Second, I've come to realize that there are conflicting goals in review granularity that e-mail happens to address pretty well, but none of the alternatives do a good job of it. Most of the alternatives don't even seem to understand that there is a problem to begin with! Here's the thing:

Reviews want to be small. The smaller and the more self-contained a change is, the easier it is to wrap your head around and judge. If you do a big refactor that is supposed to have no functional impact, followed by a separate small functional change that is enabled by the refactor, then each change individually is much easier to review. Approving changes at a fine granularity also helps ensure that you've really thought through each individual change and that each change has a reasonable justification. Important details don't get lost in something larger.

Reviews want to be big. A small, self-contained change can be difficult to understand and judge in isolation. You're doing a refactor that moves a function somewhere else? Fine, it's easy to tell that the change is correct, but is it a good change? To judge that, you often need to understand how the refactored result ends up being used in later changes, so it's good to see all those changes at once. Keep in mind though that you don't necessarily have to approve them at the same time. It's entirely possible to say, yes, that refactor looks good, we can go ahead with that, but please fix the way it's being used in a subsequent change.

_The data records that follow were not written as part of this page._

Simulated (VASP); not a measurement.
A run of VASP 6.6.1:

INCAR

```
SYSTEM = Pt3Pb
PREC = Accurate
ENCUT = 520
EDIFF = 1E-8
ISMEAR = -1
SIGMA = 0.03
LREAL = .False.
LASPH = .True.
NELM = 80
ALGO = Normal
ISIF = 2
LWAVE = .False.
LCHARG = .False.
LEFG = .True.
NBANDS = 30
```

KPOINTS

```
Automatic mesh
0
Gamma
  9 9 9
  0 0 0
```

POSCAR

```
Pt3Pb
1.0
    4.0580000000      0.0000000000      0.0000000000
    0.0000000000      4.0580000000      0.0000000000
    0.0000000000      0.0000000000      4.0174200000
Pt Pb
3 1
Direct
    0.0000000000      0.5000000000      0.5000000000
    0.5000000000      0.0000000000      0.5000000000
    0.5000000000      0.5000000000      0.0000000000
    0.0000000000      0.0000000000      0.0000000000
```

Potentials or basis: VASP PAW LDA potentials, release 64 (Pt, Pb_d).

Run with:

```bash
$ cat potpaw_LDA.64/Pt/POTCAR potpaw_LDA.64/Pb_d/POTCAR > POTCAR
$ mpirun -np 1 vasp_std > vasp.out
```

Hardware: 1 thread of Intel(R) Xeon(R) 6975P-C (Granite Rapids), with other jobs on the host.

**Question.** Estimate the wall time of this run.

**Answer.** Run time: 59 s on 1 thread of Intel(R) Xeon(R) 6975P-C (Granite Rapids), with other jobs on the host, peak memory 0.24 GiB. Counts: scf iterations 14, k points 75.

There is another reason why reviews want to be big. Code reviews have a mental context-switching overhead. As a reviewer, you need to think yourself into the affected code in order to judge it well. If you do many reviews, you typically need to context-switch between each review. This can be very taxing mentally and ultimately unpleasant. A similar, though generally smaller, context-switching overhead applies to the author of the change as well: let's say you send out some changes for review, then go off and do another thing, and come back a day or two later to some asynchronously written reviews. In order to respond to the review, you may now have to page the context of that change back in. The point of all this is that when reviews are big, the context-switching overhead gets amortized better, i.e. the cost per change drops.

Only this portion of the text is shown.